Unfortunately for its shareholders, in recent years the Telstra Corporation Ltd (ASX: TLS) share price has underperformed the ASX 200 by some distance.
This underperformance has continued so far this year with the Telstra share price up 2.1% compared to a 3% gain by the benchmark index.
But could things be different as the year goes on? While I think the odds are against Telstra being a market beater this year, there are some catalysts that could make this a reality.
Below I have summarised both a bullish and bearish case:
The bullish case.
Telstra's shares appear to be priced for underperformance already. At 13.5x estimated FY 2019 earnings and offering a trailing fully franked 7.5% dividend, it looks as though the market is already expecting a disappointing FY 2019 and a cut to its dividend. If Telstra performs better than expected and maintains its 22 cents per share dividend, then I wouldn't be surprised to see its shares rally higher.
Other potential catalysts for a share price rally include the ACCC approving the TPG Telecom Ltd (ASX: TPM) and Vodafone Australia merger and the Federal government writing down the value of the NBN. The latter could allow the NBN to lower its wholesale prices, leading to improved margins for Telstra.
The bearish case.
While I think that the market has priced in a dividend cut now, if the dividend cut is more severe than expected it could lead to its shares de-rating. As I mentioned here, both Citi and UBS expect a 16 cents per share dividend in FY 2019. If this were to occur then I wouldn't be surprised to see its shares pull back around 9-10% to $2.65 where they would then offer a 6% dividend yield.

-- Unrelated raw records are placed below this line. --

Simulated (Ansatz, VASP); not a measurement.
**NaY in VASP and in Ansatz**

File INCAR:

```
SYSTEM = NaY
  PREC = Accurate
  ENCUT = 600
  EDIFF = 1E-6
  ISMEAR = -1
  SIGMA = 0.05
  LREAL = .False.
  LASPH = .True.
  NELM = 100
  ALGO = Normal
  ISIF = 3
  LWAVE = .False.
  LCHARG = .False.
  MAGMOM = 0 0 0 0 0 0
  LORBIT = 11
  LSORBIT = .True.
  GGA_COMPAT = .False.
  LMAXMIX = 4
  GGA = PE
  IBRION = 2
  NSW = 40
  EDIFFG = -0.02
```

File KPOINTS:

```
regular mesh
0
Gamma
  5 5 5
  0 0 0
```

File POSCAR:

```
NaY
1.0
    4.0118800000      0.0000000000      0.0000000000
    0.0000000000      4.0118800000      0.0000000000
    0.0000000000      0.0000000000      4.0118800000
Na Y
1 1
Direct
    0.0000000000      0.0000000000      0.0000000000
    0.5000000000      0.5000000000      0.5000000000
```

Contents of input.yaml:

Another potential risk is the ACCC decision on the TPG Telecom-Vodafone Australia merger. If this merger is denied then it could result in even more intense competition in the telco space and put more pressure on Telstra's margins.
What now?
Time will tell what happens, but at this stage I'm more of a bear than a bull and feel Telstra's shares are likely to underperform again in 2019.
In light of this, I would suggest income investors skip Telstra and consider bank shares such as Australia and New Zealand Banking Group (ASX: ANZ) or National Australia Bank Ltd (ASX: NAB).